The Installation Guide will show you how to install Solr 5.5.1, content connectors, and Banana.

System Requirements

In general, the requirements to run HDP 2.5.x are sufficient to run Solr and all of the Hadoop ecosystem integrations, with a few exceptions. Before installation, please be sure to review the following requirements and supported versions.

Operating Systems

HDP Search is supported on the following operating systems:

  • 64-bit CentOS 6 & 7

  • 64-bit Red Hat Enterprise Linux (RHEL) 6 & 7

  • 64-bit Oracle Linux 6 & 7

  • 64-bit SUSE Linux Enterprise Server (SLES) 11, SP3/SP4

  • 64-bit Debian 7

  • 64-bit Ubuntu 12 & 14

Java

HDP Search requires Oracle or OpenJDK Java 1.7 or higher.

HDP 2.5.x

This documentation assumes you have already installed HDP 2.5.x, or are installing it at the same time.

Solr & Hadoop JARs

Solr

As mentioned above, Solr 5.5.1 supports Java JDK 1.7 and higher.

Additionally, you will need enough RAM and disk space to store the indexes. Memory and disk requirements will vary depending on your use case, but should be considered carefully prior to production deployment.

Solr by default uses the port 8983 on each node where it is installed. This can be customized if necessary.

Apache ZooKeeper

HDP 2.5.x and Solr both use Apache ZooKeeper to manage services for the cluster. The ZooKeeper ensemble that you are using for HDP 2.5.x can also be used by Solr. Installation of Solr with Ambari will automatically connect Solr to the running ZooKeeper ensemble.

When using a shared ZooKeeper instance, it’s recommended to isolate Solr’s znode from other znodes running. When starting Solr, we’ll pass a chroot to ZooKeeper to store Solr’s configuration files. No additional setup or modification of your ZooKeeper instance should be required.

Hadoop JARs

The JARs for indexing content from HDFS, Pig, Hive, Storm and Spark do not have any additional system requirements.

In some cases, the JARs will need to be moved to HDFS or loaded to the classpath in order to be used. See the documentation for each JAR for detailed information.

HDP 2.5.x Package Contents

The HDP Search package includes:

  • Solr 5.5.1

  • Banana 1.6.0

  • JARs for integration with Hadoop, Hive, HBase and Pig

  • Software development kits for Storm and Spark

Solr should be installed on each node that runs HDFS. In many cases the connector JARs are loaded to the classpath of their respective applications and usually do not need to be copied to multiple nodes of the cluster.

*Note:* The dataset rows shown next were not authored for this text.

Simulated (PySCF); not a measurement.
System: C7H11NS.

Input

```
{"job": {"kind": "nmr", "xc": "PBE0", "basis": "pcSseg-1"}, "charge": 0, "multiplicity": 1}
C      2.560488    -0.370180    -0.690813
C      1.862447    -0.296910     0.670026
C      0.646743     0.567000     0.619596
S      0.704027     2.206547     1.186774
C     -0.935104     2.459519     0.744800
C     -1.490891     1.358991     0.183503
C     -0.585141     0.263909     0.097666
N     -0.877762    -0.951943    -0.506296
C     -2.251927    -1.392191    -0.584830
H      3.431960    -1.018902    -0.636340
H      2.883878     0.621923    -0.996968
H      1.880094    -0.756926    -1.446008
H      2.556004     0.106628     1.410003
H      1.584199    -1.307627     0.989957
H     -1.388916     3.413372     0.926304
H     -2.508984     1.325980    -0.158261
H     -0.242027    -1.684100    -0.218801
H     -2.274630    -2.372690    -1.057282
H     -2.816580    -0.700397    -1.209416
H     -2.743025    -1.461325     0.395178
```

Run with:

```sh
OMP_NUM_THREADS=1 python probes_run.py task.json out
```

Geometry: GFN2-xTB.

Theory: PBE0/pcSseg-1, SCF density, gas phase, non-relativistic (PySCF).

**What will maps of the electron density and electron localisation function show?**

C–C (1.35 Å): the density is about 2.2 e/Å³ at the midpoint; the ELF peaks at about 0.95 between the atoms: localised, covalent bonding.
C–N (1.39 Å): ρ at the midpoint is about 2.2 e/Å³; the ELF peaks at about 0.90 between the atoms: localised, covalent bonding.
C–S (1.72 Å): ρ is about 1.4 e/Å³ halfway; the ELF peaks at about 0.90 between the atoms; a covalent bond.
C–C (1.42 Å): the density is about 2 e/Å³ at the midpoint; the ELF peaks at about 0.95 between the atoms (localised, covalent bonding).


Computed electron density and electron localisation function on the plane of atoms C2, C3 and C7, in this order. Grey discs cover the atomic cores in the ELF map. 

HDP Search Directory Layout

After installation, HDP 2.5.x files and directories are located in /opt/lucidworks-hdpsearch. You will see several directories and files:

  • docs: HDP Search documentation as HTML files.

  • hbase-indexer: This directory includes the hbase-indexer, which provides near real-time indexing of content from HBase to Solr.

  • hive: This directory includes the Hive SerDe, to support integration of Hive and Solr.

  • job: This directory includes a Hadoop job jar which includes code to index a Hadoop filesystem to Solr.

  • pig: This directory includes Pig functions for using Pig scripts to index content to Solr.

  • solr: This directory includes the full distribution of Solr 5.5.1. Banana is pre-installed with Solr.

  • spark: This directory includes a clone of the https://github.com/Lucidworks/spark-solr repository in Github, for building a Spark application.

  • storm: This directory includes a clone of the https://github.com/Lucidworks/storm-solr repository in Github, for building a Storm bolt and topology.

Tested & Supported Versions

The following versions were used during testing of HDP 2.5.x.

Application Version

Hortonworks Data Platform

2.5.0

Apache Hadoop

2.7.1

Apache HBase

1.1.2

Apache Hive

1.2.1

Apache Pig

0.15.0

Apache Solr

5.5.1

Apache Spark

1.6.1

Apache Storm

0.9.4

Installation

HDP 2.5.x can be installed with Ambari or manually.

Ambari Installation

Installation with Ambari provides a wizard-style installation process to allow you to install HDP 2.5.x on one or more nodes of your cluster. For more details, see the page Ambari Installation Guide.

Manual Installation

If you do not use Ambari, you can install HDP 2.5.x, but you will need to do so on each node of your cluster. For detailed steps, see the page Manual Installation Guide.

Running Banana

Banana is a tool to visualize data you have stored in Solr through saved dashboards. Banana is included with the Lucidworks Job Jar package and runs with the Solr JVM.

Installing Banana

Banana runs inside Solr’s JVM and uses the same Jetty process, so it is accessed at the same port used by Solr. This also means that if Solr is offline, Banana will also be offline.

During installation with the HDP 2.5.x RPM package, Banana is automatically installed to the /opt/lucidworks-hdpsearch/solr/server/solr-webapp/webapp/banana directory.

Accessing Banana Dashboards

Banana runs via Solr’s webapp, so you access the Banana dashboards at the same host and port as the Solr Admin UI (the default is localhost:8983). In a default Solr installation (e.g., with the default port), the URL to access Banana is http://localhost:8983/solr/banana/index.html#/dashboard.